There are certain workloads, e.g. analytical workloads, that scan through all data. By default ScyllaDB will try to use cache, but since the data won’t be used again, it leads to cache pollution: i.e. good data gets pushes out of the cache and replaced by useless data,
As a consequence it can lead to bad latency on operational workloads due to increased rate of cache misses. To prevent this problem, queries from analytical workloads can bypass the cache using the ‘bypass cache’ option.
Bypass Cache is only available with Scylla Enterprise.

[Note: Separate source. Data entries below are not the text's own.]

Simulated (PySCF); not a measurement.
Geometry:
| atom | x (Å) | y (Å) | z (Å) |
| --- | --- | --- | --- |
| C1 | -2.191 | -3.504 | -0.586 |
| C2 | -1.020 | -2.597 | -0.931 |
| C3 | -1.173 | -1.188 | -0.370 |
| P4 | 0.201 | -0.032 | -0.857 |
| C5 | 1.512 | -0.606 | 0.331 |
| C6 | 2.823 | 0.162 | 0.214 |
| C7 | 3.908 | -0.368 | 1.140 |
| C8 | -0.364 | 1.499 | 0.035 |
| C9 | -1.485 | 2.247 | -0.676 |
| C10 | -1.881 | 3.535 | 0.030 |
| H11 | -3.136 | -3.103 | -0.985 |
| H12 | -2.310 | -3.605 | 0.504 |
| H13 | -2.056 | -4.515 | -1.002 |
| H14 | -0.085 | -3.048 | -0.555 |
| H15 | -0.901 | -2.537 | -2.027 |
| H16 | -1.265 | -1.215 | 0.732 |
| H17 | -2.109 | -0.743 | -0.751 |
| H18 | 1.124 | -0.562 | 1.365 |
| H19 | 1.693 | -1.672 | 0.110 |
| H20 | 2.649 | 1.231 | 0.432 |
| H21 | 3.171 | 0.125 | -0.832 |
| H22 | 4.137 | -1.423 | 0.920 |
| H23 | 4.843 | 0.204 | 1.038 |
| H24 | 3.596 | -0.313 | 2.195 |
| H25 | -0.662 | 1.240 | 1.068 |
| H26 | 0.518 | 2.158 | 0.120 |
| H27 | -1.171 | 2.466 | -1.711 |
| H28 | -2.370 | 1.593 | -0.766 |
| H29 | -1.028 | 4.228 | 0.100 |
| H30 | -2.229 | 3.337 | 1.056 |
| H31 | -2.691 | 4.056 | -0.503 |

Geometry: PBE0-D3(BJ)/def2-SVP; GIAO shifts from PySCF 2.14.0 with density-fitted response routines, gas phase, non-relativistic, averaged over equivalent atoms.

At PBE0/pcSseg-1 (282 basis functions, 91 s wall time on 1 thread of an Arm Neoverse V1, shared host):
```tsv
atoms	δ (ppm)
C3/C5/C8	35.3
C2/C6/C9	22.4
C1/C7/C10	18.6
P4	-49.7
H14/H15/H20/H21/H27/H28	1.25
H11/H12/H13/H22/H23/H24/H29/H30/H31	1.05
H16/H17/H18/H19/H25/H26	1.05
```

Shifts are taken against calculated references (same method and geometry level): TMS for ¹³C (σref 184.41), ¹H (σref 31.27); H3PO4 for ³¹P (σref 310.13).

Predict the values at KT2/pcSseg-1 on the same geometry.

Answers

Multiple CQL queries to the same partition can be batched into a single query. Imagine a query where the round trip time is 0.9 ms and the service time is 0.1 ms. Without batching the total latency would be 10x(0.9+0.1)=10.0 ms. But if you created a batch of 10 instructions, the total time would be 0.9+10*0.1=1.9 ms. This is 19% of the latency compared to no batching.
Use the Scylla drivers that are available for Java, Python, Go, and C/C++. They provide much better performance than third-party drivers because they are shard aware &emdash; they can route requests to the right CPU core (shard). When the driver starts, it gets the topology of the cluster and therefore it knows exactly which CPU core should get a request. Our latest shard-aware drivers also improve the efficiency of our Change Data Capture (CDC) feature. If the Scylla drivers are not an option, make sure that at least a token aware driver is used so that one round trip is removed.
Check if there are sufficient connections created by the client, otherwise performance could suffer. The general rule is between 1-3 connections per Scylla CPU per node.
CPU Core Count guidelines¶
Scylla, by default, will make use of all of its CPUs cores and is designed to perform well on powerful machines and as a consequence fewer machines are needed. The recommended minimum number of CPU cores per node for operational workloads is 20.
The rule of thumb is that a single physical CPU can process 12.5 K queries per second with a payload of up to 1 KB. If a single node should process 400K queries per second, at least 32 physical CPUs or 64 hyper-threaded cores are required. In cloud environments hyper-threaded cores are often called virtual CPUs (vCPUs) or just cores. So it is important to determine if a virtual CPU is the same as a physical CPU or if it is a hyper threaded CPU.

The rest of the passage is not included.